Empathy should be a factor in 2020
WASHINGTON -- In 2008, when Sarah Palin entered the stage to debate her fellow vice presidential candidate, Joe Biden, she asked him first thing: "Hey, can I call you Joe?"
It was a charming moment. In Palin's aw-shucks manner, she not only neutralized Biden as a formidable foe but reminded folks watching at home that she was just a gal from Wasilla, Alaska, who liked to keep things simple and personal. It may have been the only brilliant line to come from the then-governor of Alaska that night.
In reality, the reason she asked to call him Joe was because during debate preparations, according to her memoirs, she had called him "O'Biden." Obama, O'Biden, get it? Finally, her team advised her to just-call-him-Joe.
A couple of years later, I asked Biden how much he had held back during the debate, figuring he had been instructed to treat her gingerly, to avoid appearing the bully or a show off.
He laughed and said, "A lot!"
But the truth is, Biden wouldn't have had to try very hard to be generous with Palin. Notwithstanding his handling of the 1991 interrogation of Anita Hill as chairman of the Senate Judiciary Committee when she testified against Supreme Court Justice Clarence Thomas for sexual harassment, he is naturally kind. And, as we've recently been reminded, affectionate.
Most important, in contrast to President Trump, Biden is freighted with copious supplies of empathy. While his well-known personal losses have made him a fuller man capable of great compassion, Trump seems to have been born without the capacity to feel anything for others beyond their utilitarian value. Following his annual physical in February, the surprise wasn't that he has a strong heart but that he has one at all.
The question for Biden, who became the 21st Democrat to toss his hat in the ring, is whether he is tough enough to be president. And, given the youthful fervor of the Democratic Party these days, is he, at age 76, too old?

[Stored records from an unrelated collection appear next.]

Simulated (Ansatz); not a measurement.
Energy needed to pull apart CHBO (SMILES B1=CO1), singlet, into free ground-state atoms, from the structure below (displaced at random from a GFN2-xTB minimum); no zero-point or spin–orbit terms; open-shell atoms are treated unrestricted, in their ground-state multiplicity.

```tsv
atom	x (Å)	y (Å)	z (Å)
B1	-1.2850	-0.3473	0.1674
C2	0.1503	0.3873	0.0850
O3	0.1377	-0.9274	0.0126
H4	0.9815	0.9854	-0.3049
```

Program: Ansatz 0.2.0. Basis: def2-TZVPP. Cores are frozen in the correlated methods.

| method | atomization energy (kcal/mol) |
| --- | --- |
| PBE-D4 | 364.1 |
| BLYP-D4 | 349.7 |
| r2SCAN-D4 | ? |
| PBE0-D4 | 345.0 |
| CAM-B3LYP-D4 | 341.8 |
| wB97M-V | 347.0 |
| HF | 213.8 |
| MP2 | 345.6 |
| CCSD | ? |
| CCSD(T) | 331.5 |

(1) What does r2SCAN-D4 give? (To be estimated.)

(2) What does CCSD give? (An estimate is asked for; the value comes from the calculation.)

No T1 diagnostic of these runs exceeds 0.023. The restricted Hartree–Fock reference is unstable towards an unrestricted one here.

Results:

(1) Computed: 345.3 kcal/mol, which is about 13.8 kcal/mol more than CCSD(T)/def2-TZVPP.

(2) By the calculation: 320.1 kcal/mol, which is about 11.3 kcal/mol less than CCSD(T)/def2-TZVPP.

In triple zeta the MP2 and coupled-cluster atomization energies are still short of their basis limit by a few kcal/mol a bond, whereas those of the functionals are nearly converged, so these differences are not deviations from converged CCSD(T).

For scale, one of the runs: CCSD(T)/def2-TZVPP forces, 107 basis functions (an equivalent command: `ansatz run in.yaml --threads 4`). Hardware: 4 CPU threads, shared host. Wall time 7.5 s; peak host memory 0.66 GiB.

I'd never say someone is too old for a given job, assuming qualifications and good health. I might question why anyone would want to be president at any age, but Biden's explanation rings true. He is viewed by many as the candidate most likely to take Trump down. To kill him with kindness, as it were, as well as with experience, knowledge and a remarkable personal history.
That Biden isn't a cauldron of raging hormones, or shouting slogans of radical change, is likely more comforting than not to many Americans, including baby boomers who aren't dead yet and who tend to vote. Moreover, he's a longtime populist and activist for America's working class, thus perfectly positioned to woo back some of the almost 40 million white working-class Americans who voted for Trump.